And credit companies do not mind. In fact, preferred costumers are those who have proven to have an appetite for credit by, for example, making minimum payments or having a history of bankruptcy.

This way, “Death becomes the only form of debt discharge,” Harvard law professor Elizabeth Warren says.

The fast editing jumps from black and white footage of Mr. Money teaching feeble-minded 1950s teenagers about credit and responsibility, to recent Senate hearings on bankruptcy laws, to ruthless debt collectors.

Editor Alexis Spraic corners the film into a clich? of a documentary by using close-ups of sweaty debt collectors laughing at the indebted, and a cobra representing credit card companies roams around to eerie music, while looking for victims.

Debt collectors who make money from buying peoples’ debt from credit card companies and then harassing them to pay up, admit in scenes in low-lit restaurant corners that they would not shy away from calling a relative to get them to pay off a debt.

One man says he considers this career a “fun business.”

This type of footage is usually edited to follow grim information, such as cases of debtor suicides.

The film never addresses what happens if the debt collectors are ignored. Do they always get paid? What happens to people who keep hanging up on them? Posing these questions to the collectors, who in reality cannot do anything but harass, would have made them less scary, which was probably not the angle Scurlock wanted to take.

The film confuses the viewers by making them read facts and figures on a black screen while an entirely different conversation is taking place simultaneously.

The Senate hearings on bankruptcy show representatives from Chase Manhattan, Citigroup, Bank of America and other banks getting out of responding to allegations of fraud because the Senate does not have time to question them. It is suggested that this is because banks’ aggressive lobbying, legislatures are often lenient toward them.

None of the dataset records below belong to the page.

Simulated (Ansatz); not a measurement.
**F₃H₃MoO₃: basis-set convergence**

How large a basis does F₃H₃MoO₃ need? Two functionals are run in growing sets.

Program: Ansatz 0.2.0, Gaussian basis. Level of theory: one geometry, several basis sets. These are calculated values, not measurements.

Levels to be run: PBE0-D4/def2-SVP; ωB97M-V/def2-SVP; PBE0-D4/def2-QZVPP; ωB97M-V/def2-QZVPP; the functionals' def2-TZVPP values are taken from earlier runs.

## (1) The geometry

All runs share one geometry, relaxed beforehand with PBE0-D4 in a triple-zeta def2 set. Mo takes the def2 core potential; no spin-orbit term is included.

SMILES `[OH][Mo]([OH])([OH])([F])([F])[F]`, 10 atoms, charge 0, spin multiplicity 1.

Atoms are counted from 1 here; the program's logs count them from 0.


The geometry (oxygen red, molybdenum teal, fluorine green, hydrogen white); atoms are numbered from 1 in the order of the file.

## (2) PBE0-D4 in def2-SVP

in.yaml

The soundtrack is too suggestive and almost intrusive. Queen’s “Under Pressure” signifies alarming information being presented throughout the film. Coldplay’s “Trouble,” with lyrics like “never meant to cause you trouble, and I never meant to do you wrong,” coincides with a debt-ridden widow’s thoughts of suicide.

All sensationalism aside, “Maxed Out” effectively reminds the viewer to make responsible financial decisions.

“Maxed Out” opens March 9 in select cities.